Phase 3 Scope of Work - ActivitySim/activitysim GitHub Wiki

Overview

Phase 3 of ActivitySim development is focused on improving the data pipelining procedures and implementing remaining sub-models in order to more easily add additional contributors to the effort. Once the core features of the system are in place, the plan is for a couple of the AMPO partner staff to assist in implementing the first release in 2018. This scope of work covers the first half of 2017. See the Phase 3 Amendment Scope of Work for work planned in the second half of 2017.

Table of Contents

Task 1: Project Management
Task 2: Data Pipelining
Task 3: Fix Random Number Sequences
Task 4: Logsums in Utility Functions
Task 5: At-Work Subtour Models
Task 6: Completing Phase 1 Models

Task 1: Project Management

The purpose of this first task is to manage the overall project, including invoicing and conference calls with the project team, and coordination with the AMPO agency partners. All deliverables, including meeting notes, software, tests, documentation, and issue tracking will be managed through GitHub. UrbanLabs will twice review project progress and QA/QC select project deliverables, as identified by the AMPO partners.

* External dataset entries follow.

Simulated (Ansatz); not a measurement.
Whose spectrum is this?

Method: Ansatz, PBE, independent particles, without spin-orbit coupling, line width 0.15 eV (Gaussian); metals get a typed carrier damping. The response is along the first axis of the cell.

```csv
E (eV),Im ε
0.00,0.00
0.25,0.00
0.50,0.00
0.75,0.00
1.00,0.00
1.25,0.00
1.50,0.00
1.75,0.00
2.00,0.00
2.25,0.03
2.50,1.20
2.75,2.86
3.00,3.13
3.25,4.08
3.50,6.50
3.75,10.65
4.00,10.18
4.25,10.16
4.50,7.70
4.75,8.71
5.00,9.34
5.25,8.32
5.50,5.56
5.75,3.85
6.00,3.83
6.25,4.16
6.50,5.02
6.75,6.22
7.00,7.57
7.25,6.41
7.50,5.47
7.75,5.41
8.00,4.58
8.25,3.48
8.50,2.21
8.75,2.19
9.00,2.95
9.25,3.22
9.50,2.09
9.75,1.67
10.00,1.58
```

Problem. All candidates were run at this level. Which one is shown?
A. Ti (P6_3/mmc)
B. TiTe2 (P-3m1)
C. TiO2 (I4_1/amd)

Deliverable(s): (Due 30 weeks from NTP)

  • Management of Bi-Weekly Meetings
  • Pre- and Post-Meeting Notes
  • Invoicing and Progress Reports
  • Client Coordination
  • QA/QC of Select Deliverables

Comments

  • ( Elizabeth ) User Definition / Restructure existing processes: Just reiterating my vote that this be a explicit task, possibly named "Design for User Effectiveness" or similar which would have subtasks to define user types and their needs and then restructure existing code to more effectively serve each of these users.
  • ( Elizabeth ) Agile Project Management Practices: As velocity on this project increases and potentially more developers become involved, I suggest that we start using true agile project management practices with users, user-stories, etc.
  • ( Elizabeth ) Management Plan and User Community Maintenance: At TRB we had discussed specific deliverables and budget associated with developing a management plan for the future and managing any pull requests/coordination/publicity with other users.
  • ( Elizabeth ) Add Additional Contributors: I agree that doubling Jeff's time makes sense as it wasn't too significant to begin with. However, one way to test usability/maintainability/extensibility is to have multiple contributors. @lmz suggested she would be interested in peeling off a task or two and I'm guessing other agency staff and potentially other consulting resources may be good to get involved.

top

Task 2: Data Pipelining

The goal of this task is to better manage the movement and transformation of data within ActivitySim through the development of a consistent, comprehensive, and efficient approach to data pipelining. Currently, ActivitySim uses Orca to define sub-model inputs and to setup and run the sub-models. The outputs of sub-models, which are often the inputs to later sub-models, are not explicitly defined and are simply stored in-memory and available if needed. Nothing, including fundamental outputs such as trip matrices, is currently written to disk.

The purpose of this task to develop software to make the user interface for data inputs and outputs easier and to improve the orchestration of model setup and running. This will include the development of ActivitySim specific code for reading and writing data, getting and setting inputs and outputs of model steps, and the ability to (re)start and stop model runs midstream for debugging and testing. We will begin this task by evaluating alternatives to Orca, such as Luigi or Airflow, since restarting within a model run is likely required and Orca wasn't built with this in mind. We will then prototype data pipelining for the first couple of sub-models and share our findings with the AMPO partners. Upon selection of an approach, we will revise the example to use the new data pipelining framework, and the updated software will be described in the online documentation.

A note about multi-threading/processing. ActivitySim is currently single threaded and iterates through chunks of pandas table records when solving a model. It is planned to revise ActivitySim to concurrently operate on the chunks via multi-processing. This means creating cross-process-safe shared data structures, dispatching chunks of choosers to different Python processes, accumulating the results in a process-safe manner, and waiting for all the processes to complete before moving on. We will keep this approach to multi-threading/processing in mind when building the data pipelining procedures.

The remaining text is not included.